My preceding post included a link to a movie showing how the Starlink satellite chains will cross the sky near New Zealand in the evenings of February 5th-9th. An updated movie available here shows the passages on February 7th-11th by the various Starlink satellites in both the pre-dawn and the post-dusk timeframes for NZ, these being the times of day in which NZ residents will have a dark sky and yet the satellites will still be bathed in sunlight at their orbital altitudes.

There is much information available online about the Starlink system, the orbits the satellites follow, and their purpose(s). An example is here. If you would like to know more about the orbital elements for specific satellites, an excellent source is the CelesTrak website.

In the frame-grabs below I show the most-favourable opportunities for observing these overpasses from NZ over the next several days.

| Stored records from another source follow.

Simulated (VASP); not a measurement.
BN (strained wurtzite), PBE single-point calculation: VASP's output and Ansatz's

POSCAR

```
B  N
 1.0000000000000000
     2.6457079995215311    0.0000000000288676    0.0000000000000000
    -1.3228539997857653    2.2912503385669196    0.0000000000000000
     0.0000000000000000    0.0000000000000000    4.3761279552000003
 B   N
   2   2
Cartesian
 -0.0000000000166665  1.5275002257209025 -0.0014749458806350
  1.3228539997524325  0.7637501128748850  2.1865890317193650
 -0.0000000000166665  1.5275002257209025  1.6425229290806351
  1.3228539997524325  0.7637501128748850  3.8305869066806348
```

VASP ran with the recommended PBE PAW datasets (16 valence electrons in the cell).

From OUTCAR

Starlink chain pass just north of NZ, evening of Saturday February 8th.


Starlink satellite chain passing just west of NZ, early morning of Sunday February 9th.


Starlink chain passes over the North Island, about eight minutes before- and after-10pm, Sunday February 9th.


Chain passes just north of NZ, between about 8:45 and 9:00 pm, Monday February 10th.


Starlink satellite chain passes just to the north of Wellington, visible from throughout NZ between about 9:08 and 9:22 pm, Tuesday February 11th.


For each of the chains indicated in the still frames above I have checked the visibility and brightness for one of two of the individual satellites from various NZ locations, so as to ensure that what I had guessed from viewing the movie was correct. There are, however, other passes by individual satellites (and likely chains) that I have not highlighted here.

The best way to discover what might be seen from your location is to use the Heavens Above website, wherein you can enter your town or latitude/longitude and then get predictions of visibility for any satellite you might care to select.

For example, if you go to the Heavens Above Satellite database page and enter a ‘Satellite number range’ of 44914 to 44973 then you will be able to click to get visibility predictions for the batch of 60 Starlink satellites launched on January 7th. The launch on January 29th has NORAD numbers 77120 through 77196.


0 Responses to “Update on how to see the Space-X satellite chains from NZ”

  • Space X is dominating space studies and centers. Elon Musk is crazy and he’s doing incredible inventions every year, even months.

    • Thanks Anna… Well, SpaceX is dominating the news, but it is pretty amazing what else is happening too. Generally, space-wise, the level of commercial activity is blossoming, as Space 2.0 really hits its stride.

  • Hi. On Friday I found a website which told/showed where the satellite chain would be passing over NZ and it pin pointed my location on the map. It said they would pass over at 8:15 Saturday night – and they did – amazing to see! Now I cannot find that website. I would love to see them again. Do you by any chance know where I can find this info please?

    • Hi Sharon/Digger: Thanks for the comment.

      The best site I know/use is

      Just search on “Heavens-Above”.

      You can set up a login there (all free, and brilliant) so that you can store your own location (or the locations of friends and relatives who you might want to keep informed) and then with a couple of clicks you will be able to see information on all visible passes by your chosen satellites for the next week or so. The site also allows you to make sky/star maps showing the paths they (Starlink/SpaceX chains, or the International Space Station, and so on) will take.

      Your comment has spurred me into doing a blog post about this (viewing predictions for the Starlink March 18th launch) which I will put up later here on the SciBlogs website.

      Any more questions, please do ask.